Trade marketing, as with most marketing disciplines, is not one for standing still. In this piece for RetailTechNews, Ankit Jain (pictured below), head of commerce product strategy, EMEA, Google, explains why he believes trade marketing will shift away from in-store displays and coupons, towards digital means.
As the market evolves, retailers are exposed to three significant trends. First, digital’s prominence in the retail industry is growing. E-commerce sales are increasing in double digits, with growth of 14.6% in the UK. Meanwhile, store sales have stagnated with only 1% growth in the UK. And digital is increasingly influencing physical store sales, too. Research from Forrester shows that 13% of retail store sales were impacted by a digital touchpoint in 2004, compared to well over half (58%) by 2017.
At the same time, the retail industry is challenged by huge margin pressure. Top multichannel retailers saw their earnings, before interest and taxes, decline between 2010 and 2016 – from 5.5% to 4.1% in the UK – meaning retailers need to find new ways of increasing margins.
Thirdly, and at the heart of all this, consumer expectations in retail are changing. Today, people are looking for simplicity and ease when browsing or placing orders. They anticipate exceptional customer service and – most importantly – personalisation, with 77% of consumers expecting products and offers that appeal to their personal tastes.
Taking consumer experience to the next level
For retailers and manufacturers facing challenges in a shifting landscape, leveraging the power of digital in trade marketing, itself a USD$500bn (£382.1bn) global industry, offers a unique opportunity to improve the customer experience. Rather than reflecting the omnichannel behaviour of today’s consumer, the majority of trade marketing budgets are still spent traditionally, on in-store displays, printed in-store media, and coupons based on products that the consumer has previously purchased.

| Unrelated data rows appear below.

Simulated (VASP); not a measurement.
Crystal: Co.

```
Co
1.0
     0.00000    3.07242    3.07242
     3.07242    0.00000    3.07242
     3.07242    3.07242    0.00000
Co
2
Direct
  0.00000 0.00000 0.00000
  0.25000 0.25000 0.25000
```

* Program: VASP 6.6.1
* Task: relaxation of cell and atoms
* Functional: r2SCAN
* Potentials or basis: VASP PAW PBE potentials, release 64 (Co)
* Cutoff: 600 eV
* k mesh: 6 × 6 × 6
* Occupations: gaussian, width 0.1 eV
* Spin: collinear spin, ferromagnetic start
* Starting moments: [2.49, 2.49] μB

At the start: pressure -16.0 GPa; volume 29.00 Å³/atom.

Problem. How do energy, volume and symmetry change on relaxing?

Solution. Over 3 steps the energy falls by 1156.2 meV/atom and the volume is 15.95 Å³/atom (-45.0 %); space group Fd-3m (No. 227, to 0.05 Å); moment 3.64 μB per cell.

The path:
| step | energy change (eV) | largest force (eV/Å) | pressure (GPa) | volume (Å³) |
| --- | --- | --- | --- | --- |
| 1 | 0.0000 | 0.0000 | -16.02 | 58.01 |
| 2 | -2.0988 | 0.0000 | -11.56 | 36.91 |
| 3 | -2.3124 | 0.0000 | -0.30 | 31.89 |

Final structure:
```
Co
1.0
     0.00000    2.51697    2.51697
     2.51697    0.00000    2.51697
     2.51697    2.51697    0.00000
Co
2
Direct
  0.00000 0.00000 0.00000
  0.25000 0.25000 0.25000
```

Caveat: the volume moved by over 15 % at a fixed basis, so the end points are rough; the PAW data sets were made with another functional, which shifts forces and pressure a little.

Using data, retailers can show the right product to the right person, at the right time, in the right place, driving traffic, conversions, and sales. This allows retailers to provide exactly what manufacturers need – improved and measurable return on investment. Advertising also represents a high-margin, low-cost revenue stream for the retailer. In short, trade marketing is a way for retailers to stimulate their own growth.
The benefits go further than that, though. Digital provides the ability for a retailer to collaborate closely with the manufacturer and take consumer experience to the next level. By understanding their customers’ preferences more deeply, a retailer can assist the customer through the purchase funnel – from the moment product research begins, to when the final purchase decision is made. Technology enables that influence to be measured not only for e-commerce transactions, but also for physical store sales.
Putting digital trade marketing into practice
Sometimes a consumer is looking for a specific product online, while other times he or she is browsing more generally. Digital trade marketing tools can help manufacturers reach consumers in each of these mindsets.
For example, the consumer might be searching for a type of product on a retailer’s website. By making sponsored search ad opportunities on the retailer website available to brand manufacturers, those manufacturers are then able to promote their products in the search results. These results look just like organic search listings and click directly to the product page, driving consumers further down the shopping funnel.
While a consumer is browsing, the retailer can show highly relevant shoppable display ads promoting a manufacturer’s product, which click straight to the product page. When the consumer is browsing elsewhere on the internet, shoppable display ads in paid media can be used to direct the consumers to the product page on the retailer’s site.
In using these kinds of digital trade marketing techniques, many retailers are already collaborating with manufacturers to help both parties reap considerable benefits.
Walmart is a good example. The retail giant increasingly operates as an advertising platform, and gives manufacturers an opportunity to personalise ads to consumers who are already interested in a product. Not only can increasing ad relevance drive marketing effectiveness, but because Walmart is able to connect the manufacturer’s digital advertising activity with in-store sales, each manufacturer can also attribute their spend accurately.
Digital trade marketing gives retailers a way to increase sales and margins, fund traffic acquisition, and strengthen supplier relationships. For manufacturers, these tools are a way to increase sales, gain insights into campaign effectiveness, and optimise return on advertising spend. But perhaps more importantly, digital trade marketing gives both entities a way to capitalise on the monumental shifts taking place in consumer behaviour in the retail environment. Thanks to groundbreaking technologies and digital services, customers’ expectations have been elevated higher than ever. People want useful, engaging, assistive experiences from all the brands with which they interact. With the ability to personalise ads, digital trade marketing is a powerful way to meet the needs of today’s demanding consumer.